I have been absent from the world of writing for a lengthy time, my thoughts however, were never silenced from subjects and sentences. At times the mental notes actually made it as far as scribbles in my journal, some of which were cohesive thoughts, others just a word or two as I forged into this latest era of life.
It is a season.
A season of the unexpected, of caregiving for those I love, of processing life and the ever-looming reality of death. A season of changing and morphing circumstances, some of which were coming at lightning speed without a moments notice, of frequent recalculations… a season of loving, of sweet hellos and heavy-hearted goodbyes. That type of season.
I admit this with some hesitation, knowing that my admission will likely generate empathy or possibly among some even sympathy for me. (My tender-hearted friends) To every brave reader of this, I assure you that neither are necessary or even needed. The “season” has been sweetened with treasured family, beautiful friendships and much, much grace.
As always, when grace abounds – growth abounds. These past 15 months (or so) have been for my continued sanctification. It has been another needful season in my life, a time assigned for further purification from self, personal ambition, expectations, control and sleep (grin). A fresh time of learning to abide at an enhanced level of “trust Him, release “it”…trust Him, release “it”…trust Him, release “it”….repeat…repeat…repeat.” It is good in the hardest sort of way.
A favorite companion along this stretch of my journey has become “The Valley of Vision”, a collection of Puritan Prayers. The Puritan movement took place during the sixteenth and seventeenth centuries, yet continues to influence hearts like mine today. I have been both encouraged and exhorted by their example of consistent character, ceaseless prayer and faithful meditation on the Word. May the following touch your heart as it has mine:
“O God Whose Will Conquers All,
There is no comfort in anything apart from enjoying Thee and being engaged in Thy service; Thou are All in all, and all enjoyments are what to me Thou makes them, and no more.

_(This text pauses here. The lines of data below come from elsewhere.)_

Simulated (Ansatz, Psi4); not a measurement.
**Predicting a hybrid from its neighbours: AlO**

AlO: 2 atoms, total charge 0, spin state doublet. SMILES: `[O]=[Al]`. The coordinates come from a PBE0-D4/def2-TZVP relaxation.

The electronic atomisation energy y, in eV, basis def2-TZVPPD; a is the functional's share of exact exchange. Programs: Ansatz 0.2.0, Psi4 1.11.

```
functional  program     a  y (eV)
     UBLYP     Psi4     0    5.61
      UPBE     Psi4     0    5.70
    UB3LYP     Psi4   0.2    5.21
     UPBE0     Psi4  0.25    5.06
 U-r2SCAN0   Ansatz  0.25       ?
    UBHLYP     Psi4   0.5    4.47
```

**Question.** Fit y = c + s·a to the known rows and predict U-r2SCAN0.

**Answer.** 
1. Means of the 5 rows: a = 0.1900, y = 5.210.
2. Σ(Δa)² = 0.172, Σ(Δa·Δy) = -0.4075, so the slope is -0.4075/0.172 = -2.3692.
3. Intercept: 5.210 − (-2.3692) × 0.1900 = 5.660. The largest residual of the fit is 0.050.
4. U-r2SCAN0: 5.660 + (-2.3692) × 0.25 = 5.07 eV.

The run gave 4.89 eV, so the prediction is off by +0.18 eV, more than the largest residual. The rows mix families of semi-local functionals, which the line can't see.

I am well pleased with Thy will, whatever it is, or should be in all respects, And if Thou bidests me decide for myself in any affair, I would choose to refer all to Thee, for Thou art infinitely wise and cannot do amiss, as I am in danger of doing.
I rejoice to think that all things are at Thy disposal, and it delights me to leave them there. Then prayer turns wholly into praise, and all I can do is to adore and bless Thee.
What shall I give Thee for all Thy benefits? I am in a strait betwixt two, knowing not what to do; I long to make some return, but have nothing to offer, and can only rejoice that Thou doest all, that none in heaven or on earth shares Thy honor; I can of myself do nothing to glorify Thy blessed name, but I can through grace cheerfully surrender soul and body to Thee,
I know that Thou art the Author and Finisher of faith, and the whole work of redemption is Thine alone, that every good work or thought found in me is the effect of Thy power and grace, that Thy sole motive in working in me to will and to do is for Thy good pleasure.
O God, it is amazing that men can talk so much about man’s creaturely power and goodness, when, if Thou didst not hold us back every moment, we should be devils incarnate.
This, by bitter experience, Thou hast taught me concerning myself.”